So we’ll need to have some cast / conversion operation readily available for this as well.

I’d like to evaluate how bad the rigidness is. For example, in C++ you can’t compare two vectors with different allocators: vector<int, Allocator1>() == vector<int, Allocator2>();, to me it has gone too far.

As of now, I don’t see any operation that takes more than one memrefs (except for memref_cast), so I guess we are safe at the moment.

I too find it too heavy to attach alignment information to the type. First, having multiple call sites with different alignments for the memref arg is a rather rare scenario, and even for those, the specialization needed is often just about choosing the right load/store instructions late. Using function argument attributes along with an approach to use an assume style operation on the value type to specify alignment (effectively similar to what @ftynse says above) sounds better to me. Either

%0 = annotate %arg0 {foo=64: i32} : memref<?xf32>
or
assume_alignment %arg0, 64 : memref<?xf32>

IIUC putting alignment in the memref type will let us do this via memref_cast. Is that correct?

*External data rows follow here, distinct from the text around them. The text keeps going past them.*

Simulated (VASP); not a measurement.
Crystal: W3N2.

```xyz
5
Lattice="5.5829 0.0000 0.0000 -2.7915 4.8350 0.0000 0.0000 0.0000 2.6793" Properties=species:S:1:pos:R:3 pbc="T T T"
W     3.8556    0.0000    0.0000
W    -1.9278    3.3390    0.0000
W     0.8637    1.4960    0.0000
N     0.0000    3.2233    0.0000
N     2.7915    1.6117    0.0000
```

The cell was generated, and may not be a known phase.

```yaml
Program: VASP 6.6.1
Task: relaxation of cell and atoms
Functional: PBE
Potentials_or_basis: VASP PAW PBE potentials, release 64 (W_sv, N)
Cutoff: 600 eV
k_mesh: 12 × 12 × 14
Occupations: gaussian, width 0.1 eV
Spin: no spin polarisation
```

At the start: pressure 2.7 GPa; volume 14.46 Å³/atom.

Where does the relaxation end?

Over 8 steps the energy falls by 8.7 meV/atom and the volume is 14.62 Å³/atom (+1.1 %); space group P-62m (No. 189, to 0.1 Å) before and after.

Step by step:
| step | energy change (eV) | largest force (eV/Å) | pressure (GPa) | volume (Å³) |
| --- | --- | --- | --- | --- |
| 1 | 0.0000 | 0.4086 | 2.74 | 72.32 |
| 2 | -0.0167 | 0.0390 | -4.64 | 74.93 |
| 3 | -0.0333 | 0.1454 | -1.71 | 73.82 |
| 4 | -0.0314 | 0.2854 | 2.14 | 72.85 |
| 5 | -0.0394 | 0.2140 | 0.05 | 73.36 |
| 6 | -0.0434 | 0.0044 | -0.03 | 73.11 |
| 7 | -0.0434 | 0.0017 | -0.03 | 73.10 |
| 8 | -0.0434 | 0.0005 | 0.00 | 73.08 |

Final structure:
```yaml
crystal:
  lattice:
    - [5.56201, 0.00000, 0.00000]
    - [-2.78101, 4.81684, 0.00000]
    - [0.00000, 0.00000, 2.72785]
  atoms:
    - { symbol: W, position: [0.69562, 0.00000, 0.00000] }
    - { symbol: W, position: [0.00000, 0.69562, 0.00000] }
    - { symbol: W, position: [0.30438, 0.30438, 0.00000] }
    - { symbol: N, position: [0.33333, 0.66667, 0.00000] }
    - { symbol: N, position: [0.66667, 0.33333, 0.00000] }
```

If you put it in the type, you won’t need to cast. The func memref argument will have the alignment info, and one will have to define the default semantics when it’s not present. (The memref_cast is just meant to cast between compatible shapes now, and not to change such information. )

The issue is much more complex than just adding an alignment flag. Memrefs are a structured multi-dimensional type. Having the base pointer aligned does not mean much. To support this properly in the presence of strided layouts and symbolic size/stride we need much more information.

The proposed solutions so far seem that they can only work for static shape where the most minor size is also a multiple of the alignment (or some similar very restrictive case).

I meant if the memref type has an alignment attribute then we could have a func take a memref<...xf32, align=1> and memref_cast it to (say) memref<...xf32, align=32>. This would subsume the functionality annotate or assume_alignment provides, and conceptually “leaner” (I will concede that this is a subjective point).

Isn’t that the most we can practically guarantee (by making making the allocator alignment aware)?

Can you give examples of what cannot be supported by the current proposal?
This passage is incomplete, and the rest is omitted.